Amazon Kinesis : Data Streams

• Stream is sequence of shards containing data records

• Data records contains
  • sequence number - to order the shards
  • partition key - to group the shards
  • data blob - up to 1MB - this is actual data

• Data Flow sides: There are two sides
  • Data Producers
  • Data Consumers

• Producers
  • application that ingests data in near real time.

• Consumers
  • Application that collect then process or store the data.

flowchart LR

a1[Data Producer \n
IoT Devices
Log/event Generators
External Apps]

a2[Kinesis \n
Data Stream
Firehose]

a3[Data Consumer \n
S3
Redshift
Third Party]

a1 --> a2 --> a3

Amazon Kinesis: Data Firehose

• It is a Delivery System.
• Lets collect from AWS service like Kinesis or from Third Party
• Allows to Store data to send to other services like Flink to process.

Amazon Kinesis: Apache Flink (Managed Service)

• use Programming Lang or SQL to process.
• Run notebook commands against data.

Kinesis vs Amazon SQS (Simple Queue Service)

• Storage Time: 24 hr to 7 days; 1 minute to 14 days
• Number of Consumers: Multiple; Single, once message is read it is deleted from queue.
• Ordering: More support for ordering with shards; no ordering, but can implement FIFO programmatically.
• Routing: Related records can be routed; no support.

Kinesis vs Kafka

• Configuration: Limited as it is serverless, auto-scaled and aws managed; Highly configurable in how it writes the data, as it is self hosted.
• Cost: less with pay-as-you-go model on cloud; more as it needs sophisticated engineering.
• Use Case: easy to start, sets up in few clicks; heavy lifting to start and setup.

Lab: Performing Real-Time Data Analysis with Amazon Kinesis

Can be found under projects. Link

Amazon RedShift

• Supports distributed workloads for Petabyte scale.
• Store data in columns instead of rows.

• Querying can be done using
  • Redshift Query Editor
  • Console
  • Redshift HTTP API

• Ready for both Structured and Semi-Structured data.
• Runs within a VPS, supports Multi AZ and offers serverless deployment option.

• It is PostgreSQL and hence all commands of postgres work.
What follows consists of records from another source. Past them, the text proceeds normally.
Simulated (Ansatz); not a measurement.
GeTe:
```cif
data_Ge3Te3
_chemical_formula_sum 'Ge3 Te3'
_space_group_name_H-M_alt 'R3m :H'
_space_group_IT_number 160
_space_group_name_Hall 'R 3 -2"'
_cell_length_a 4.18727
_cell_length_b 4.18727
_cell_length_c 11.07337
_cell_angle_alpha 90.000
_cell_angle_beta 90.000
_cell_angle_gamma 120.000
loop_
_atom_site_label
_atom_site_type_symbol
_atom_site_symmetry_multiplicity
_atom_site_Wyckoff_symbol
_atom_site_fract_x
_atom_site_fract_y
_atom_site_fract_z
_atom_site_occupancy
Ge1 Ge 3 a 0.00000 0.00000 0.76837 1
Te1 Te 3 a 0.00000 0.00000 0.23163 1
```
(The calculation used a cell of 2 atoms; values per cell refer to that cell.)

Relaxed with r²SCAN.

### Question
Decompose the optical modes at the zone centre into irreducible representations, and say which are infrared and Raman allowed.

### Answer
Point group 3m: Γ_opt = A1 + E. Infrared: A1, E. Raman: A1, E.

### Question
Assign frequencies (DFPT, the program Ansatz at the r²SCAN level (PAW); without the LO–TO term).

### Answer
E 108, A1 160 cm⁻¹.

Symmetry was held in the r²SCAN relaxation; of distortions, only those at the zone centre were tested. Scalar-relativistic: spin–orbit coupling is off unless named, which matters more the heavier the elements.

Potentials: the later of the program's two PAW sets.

• Connectivity: You can connect using similar ways you use to connect to any PostgreSQL DB
  • CLI using pgcli or psql
  • Python adapter using psycopg2
  • JDBC or ODBC
  • or use any other method that you that lets you connect to postgres database.

• Use Cases
  • OLAP - you can load data from traditional warehouse in to it for scalable analytics.
  • Log Analysis - It lets you analyse logs. It can help understand user behaviour.

Redshift Architecture

• Redshift uses Cluster architecture. Clusters have nodes.

• Nodes
  • They are computing resources.
  • Max 128 computing nodes can be in a cluster.
  • There are two type of nodes in each cluster:
    • Leader Node
    • Compute Node

• Single Node Cluster
  • It has only one Compute Node with a Leader Node.
  • Used for small dataset / testing.

• Multi Node Cluster
  • It has at least two Compute Node with a Leader Node.
  • Used for large dataset / production.

flowchart TB

subgraph s2[Multi Node Cluster]
    direction TB
    b1[Leader Node]
    b2[Compute Node]
    b3[Compute Node]
    b1 -.- b2
    b1 -.- b3
end

subgraph s1[Single Node Cluster]
    direction TB
    a1[Leader Node]
    a2[Compute Node]
    a1 -.- a2
end

Leader Node

• Receives query from Client applications.
• Parses query and prepares Query Execution Plan.
• Coordinates parallel execution of plan.
• Aggregates results of the queries and returns to client.

Compute Node

• Partitions jobs into slices (using slice management)
• Runs query execution plan.
• Sends intermediate data back to the leader node.

flowchart TB

a1[Client]
b1[Leader Node]
b2[Compute Node]
b3[Compute Node]
b4[Compute Node]

a1 <--JDBC--> b1
a1 <--ODBC--> b1

b1 <--Massively Parallel Processing--> b2
b1 <--MPP--> b3
b1 -.Unutilised.- b4

Type of Compute Nodes

• Dense Compute (DC) For compute intensive tasks. Eg, analytics
• Dense Storage (DS) For large warehouse. Has slower performance but huge capacity.
• RA3
  • Scales compute and Storage independently.
  • Automatically off-loads the data to S3 if it outgrows local SSD.
  • Recommended over DS node.

Scaling Options

• You can scale by changing cluster, nodes or storage to S3. Lets explore then.
  • Add Redshift Clusters (Concurrency Scaling)
  • Query Data from S3 via Redshift Spectrum
  • Resizing Cluster by Updating Nodes

• Add Redshift Clusters (Concurrency Scaling)
  • Automatically adds more compute power temporarily based on high demand.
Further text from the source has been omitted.